Supreme Court OKs Arbitration Agreements Waiving Employees’ Right to Join a Class Action

Employers’ victory doesn’t have to be loss for employees if arbitrator is neutral

Allen Smith, J.D. By Allen Smith, J.D. May 21, 2018
Supreme Court OKs Arbitration Agreements Waiving Employees’ Right to Join a Class Action

​Employers won a major victory May 21 when the Supreme Court upheld class-action waivers in arbitration agreements. The ruling gives businesses the power to stop employees from banding together to file claims for work-related issues. Instead, each employee must file an individual arbitration claim when a suspected violation arises. 

Employers establishing class-action waivers in light of the decision should frame their arbitration programs in a way that points out the benefits to employees, said Noah Hanft, president and CEO of alternative dispute resolution think tank The International Institute for Conflict Prevention & Resolution, in New York City.

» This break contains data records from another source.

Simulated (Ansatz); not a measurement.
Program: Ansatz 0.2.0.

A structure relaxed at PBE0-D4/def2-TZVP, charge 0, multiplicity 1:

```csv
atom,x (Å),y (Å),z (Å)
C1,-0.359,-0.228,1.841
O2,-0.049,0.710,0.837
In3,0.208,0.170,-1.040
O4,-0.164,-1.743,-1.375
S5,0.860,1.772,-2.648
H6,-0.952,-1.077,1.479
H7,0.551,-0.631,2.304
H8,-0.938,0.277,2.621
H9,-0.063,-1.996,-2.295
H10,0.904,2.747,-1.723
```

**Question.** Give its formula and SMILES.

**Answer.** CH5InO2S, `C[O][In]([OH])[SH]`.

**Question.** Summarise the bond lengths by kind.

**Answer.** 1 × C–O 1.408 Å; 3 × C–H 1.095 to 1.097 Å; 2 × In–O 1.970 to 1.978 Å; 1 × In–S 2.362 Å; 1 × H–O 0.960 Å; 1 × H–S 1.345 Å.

However, dissenting in the 5-4 decision, Justice Ruth Bader Ginsburg called on Congress to legislatively overturn the Supreme Court's ruling. She predicted, "The inevitable result of today's decision will be the underenforcement of federal and state statutes designed to advance the well-being of vulnerable workers."


In Epic Systems Corp. v. Lewis, the high court "eliminated the single biggest employment-law risk," class actions, said Ron Chapman Jr., an attorney with Ogletree Deakins in Dallas.

The court addressed three cases in this decision:

  • A collective action against Murphy Oil USA Inc., which operates retail gas stations, alleging that the company violated the Fair Labor Standards Act (FLSA). The 5th U.S. Circuit Court of Appeals granted the company's motion to dismiss the collective action and compel arbitration, rejecting the National Labor Relations Board's (NLRB's) argument that the National Labor Relations Act (NLRA) bans class-action waivers in arbitration agreements (NLRB v. Murphy Oil USA Inc.).
  • A wage and hour collective action against Epic Systems, a health care software company, alleging that it violated the FLSA by misclassifying technical writers as exempt. The 7th U.S. Circuit Court of Appeals denied Epic's motion to compel arbitration (Epic Systems Corp. v. Lewis).
  • A collective action claiming that Ernst & Young violated the FLSA and California labor laws by misclassifying employees to deny them overtime wages. The 9th U.S. Circuit Court of Appeals held that the employer violated the NLRA by requiring employees to sign an arbitration agreement precluding them from bringing a wage and hour class action (Ernst & Young LLP v. Morris).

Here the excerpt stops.